Cattle data shows little movement in Canada

Statistics Canada reports 11.5 million cattle, down 1.1 percent from last year; fewer breeding stock were retained

Canadian livestock numbers remain in a holding pattern with little or no growth.

Statistics Canada reported 11.5 million cattle, down 1.1 percent from last year. Less breeding stock was retained with more heifers and cows going for slaughter.

“We slaughtered and exported a lot of cows, so we knew we were going to be down,” said Brian Perillat of Canfax.

There are 3.7 million beef cows. Numbers were driven down by increased cow slaughter in the latter half of the year.

Feeder heifer numbers were up 1.2 percent but steer inventory dropped by 3.4 percent.

The hog inventory is also down one percent, the first decrease in six years. The breeding herd is at 1.2 million sows and gilts. The total pig crop was 14 million head, down 1.7 percent.

Exports were also down four percent compared to 2017.

In total, Canada exported 2.6 million live hogs, down more than four percent from last year. Feeder pig prices have been lower in the U.S. market, which discouraged more Canadian exports. However slaughter hog exports to the U.S. were up slightly.

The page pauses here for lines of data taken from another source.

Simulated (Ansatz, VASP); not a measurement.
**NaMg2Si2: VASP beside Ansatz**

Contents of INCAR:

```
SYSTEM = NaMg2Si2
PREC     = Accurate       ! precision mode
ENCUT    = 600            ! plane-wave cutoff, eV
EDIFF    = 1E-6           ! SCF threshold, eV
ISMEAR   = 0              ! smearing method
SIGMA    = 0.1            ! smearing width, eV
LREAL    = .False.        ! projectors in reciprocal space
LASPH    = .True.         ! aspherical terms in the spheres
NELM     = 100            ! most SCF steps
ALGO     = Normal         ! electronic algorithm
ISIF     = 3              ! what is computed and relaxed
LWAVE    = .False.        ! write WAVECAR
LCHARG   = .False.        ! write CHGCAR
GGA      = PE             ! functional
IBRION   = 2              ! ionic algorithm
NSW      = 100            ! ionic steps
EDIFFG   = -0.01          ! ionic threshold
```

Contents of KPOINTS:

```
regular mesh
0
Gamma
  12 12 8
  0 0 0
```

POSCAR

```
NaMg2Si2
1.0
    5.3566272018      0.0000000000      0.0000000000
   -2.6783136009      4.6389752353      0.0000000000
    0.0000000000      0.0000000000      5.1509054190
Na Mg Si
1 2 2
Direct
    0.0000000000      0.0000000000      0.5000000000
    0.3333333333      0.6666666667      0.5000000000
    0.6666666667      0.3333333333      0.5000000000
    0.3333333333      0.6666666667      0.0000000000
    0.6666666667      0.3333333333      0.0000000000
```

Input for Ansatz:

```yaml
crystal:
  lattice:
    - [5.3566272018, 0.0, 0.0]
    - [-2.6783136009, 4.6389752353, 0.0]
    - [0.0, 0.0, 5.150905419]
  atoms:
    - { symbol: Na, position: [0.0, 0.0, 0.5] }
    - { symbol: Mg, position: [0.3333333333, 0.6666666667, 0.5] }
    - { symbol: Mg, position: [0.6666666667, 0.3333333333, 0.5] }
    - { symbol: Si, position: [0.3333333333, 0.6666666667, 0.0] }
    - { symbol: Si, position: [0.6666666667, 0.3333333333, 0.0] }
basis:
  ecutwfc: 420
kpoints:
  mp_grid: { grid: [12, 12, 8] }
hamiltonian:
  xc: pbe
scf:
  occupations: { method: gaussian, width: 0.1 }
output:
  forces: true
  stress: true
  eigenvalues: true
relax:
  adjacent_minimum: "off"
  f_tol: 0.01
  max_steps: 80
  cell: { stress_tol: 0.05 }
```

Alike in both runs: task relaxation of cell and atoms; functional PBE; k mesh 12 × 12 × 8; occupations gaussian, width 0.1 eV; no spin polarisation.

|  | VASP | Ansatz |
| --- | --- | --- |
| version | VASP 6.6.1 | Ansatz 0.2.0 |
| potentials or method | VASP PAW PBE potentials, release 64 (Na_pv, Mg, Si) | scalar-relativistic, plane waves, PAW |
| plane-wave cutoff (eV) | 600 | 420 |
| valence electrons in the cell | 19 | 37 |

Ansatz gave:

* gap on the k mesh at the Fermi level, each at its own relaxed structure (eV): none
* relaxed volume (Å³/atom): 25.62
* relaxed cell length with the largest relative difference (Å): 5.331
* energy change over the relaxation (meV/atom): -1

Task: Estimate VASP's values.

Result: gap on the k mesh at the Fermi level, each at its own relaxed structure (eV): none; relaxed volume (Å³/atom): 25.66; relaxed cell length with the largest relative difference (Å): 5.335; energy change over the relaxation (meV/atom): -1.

Hog slaughter is also down slightly in Canada.

Canadian sheep inventories rose two percent, the second consecutive year of growth. There are 523,000 ewes, and replacement females are being kept to grow the national flock. Market lamb numbers also increased by two percent, but lamb prices showed a decline when compared with 2017.

The U.S. cow herd inventory numbers have also been released. The cow herd is around 31.7 million head, one percent higher than last year. The U.S. cow herd has been in expansion mode, resulting in a larger calf crop. Calf numbers are up by nearly two percent, adding to what could be a record supply of beef that is expected to continue into 2020. The total supply of cattle on feed was estimated at 14.3 million head, up 1.1 percent from last year.

U.S. producers appear to be holding back fewer heifers as replacements but this does not indicate a contraction of the national herd.